Running time-efficient meetings accomplishes quickly the purpose of the meeting while at the same time respecting other people's time.
Keep the meeting as short as possible and focused on the key goal.
First and foremost in the process of running an time-efficient meeting is knowing the end point: what is the decision that needs to be made in the meeting? In other words--as done with all projects: what does success look like?
In the case of a project, when the project reaches success, work on that project is done. By treating a meeting as a very small project with a fixed purpose, successfully reaching that purpose define the end of the meeting.
Think of that decision as the foundation of all the things about the meeting. All other things about the meeting are built upon that foundation: the lead-up decisions, fact finding, and as a result, the agenda then unfolds.
When that decision is made, the meeting is basically over (except for the "next steps" part). If the plan was to have a meeting for half an hour, and the decision is made in five minutes, then the attendees all got back 25 minutes.
Since, in the business world, time is money, having a shorter meeting means that the meeting cost less. As an example, if you presume that the average cost of a person's time at work is a dollar a minute, then a meeting with 10 people is costing 10 dollars per minute, which is $600 per hour. Shorten that meeting to 10 minutes, and the cost of the meeting was $100 instead of $600.
A known type of meeting (seemingly) without in-meeting decisions are agile stand-up meetings. In those type all the members of the team each quickly state what they've accomplished (since the previous meeting), what they plan to accomplish (until the next meeting), and any impediments to proceeding.
I put "seemingly" in the paragraph above, because it's those impediments that are truly the purpose of the team getting together, because the decision that comes out of each person's part is this: who and when are going to get together outside of the meeting to solve that problem.

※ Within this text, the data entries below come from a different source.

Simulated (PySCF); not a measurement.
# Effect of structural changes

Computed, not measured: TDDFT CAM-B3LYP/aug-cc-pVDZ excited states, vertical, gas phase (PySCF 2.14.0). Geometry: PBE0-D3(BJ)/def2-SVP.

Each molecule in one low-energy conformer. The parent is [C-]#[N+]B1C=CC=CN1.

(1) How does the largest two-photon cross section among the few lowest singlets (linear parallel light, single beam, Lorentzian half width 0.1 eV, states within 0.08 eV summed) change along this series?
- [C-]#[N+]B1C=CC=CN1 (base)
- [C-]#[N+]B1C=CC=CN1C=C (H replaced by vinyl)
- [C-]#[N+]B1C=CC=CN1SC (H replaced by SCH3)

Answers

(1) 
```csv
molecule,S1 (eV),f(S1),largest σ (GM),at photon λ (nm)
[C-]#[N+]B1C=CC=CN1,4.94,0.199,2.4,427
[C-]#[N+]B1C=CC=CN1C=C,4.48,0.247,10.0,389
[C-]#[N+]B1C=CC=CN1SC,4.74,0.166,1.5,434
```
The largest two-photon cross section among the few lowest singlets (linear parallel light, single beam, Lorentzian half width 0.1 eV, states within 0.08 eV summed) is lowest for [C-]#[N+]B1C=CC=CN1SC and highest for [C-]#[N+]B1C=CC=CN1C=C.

To the point of this section, what if there really isn't a decision? That would imply that the meeting is information sharing only. So why get a bunch of folks together just to share information?
If there is a question and answer (Q&A) section, either during or after the meeting, the purpose then becomes oriented toward those: answer the folks' questions.
If there is truly nothing that is being done for the audience of the meeting, and it is just information sharing, then there is a good chance that the meeting is instead a presentation.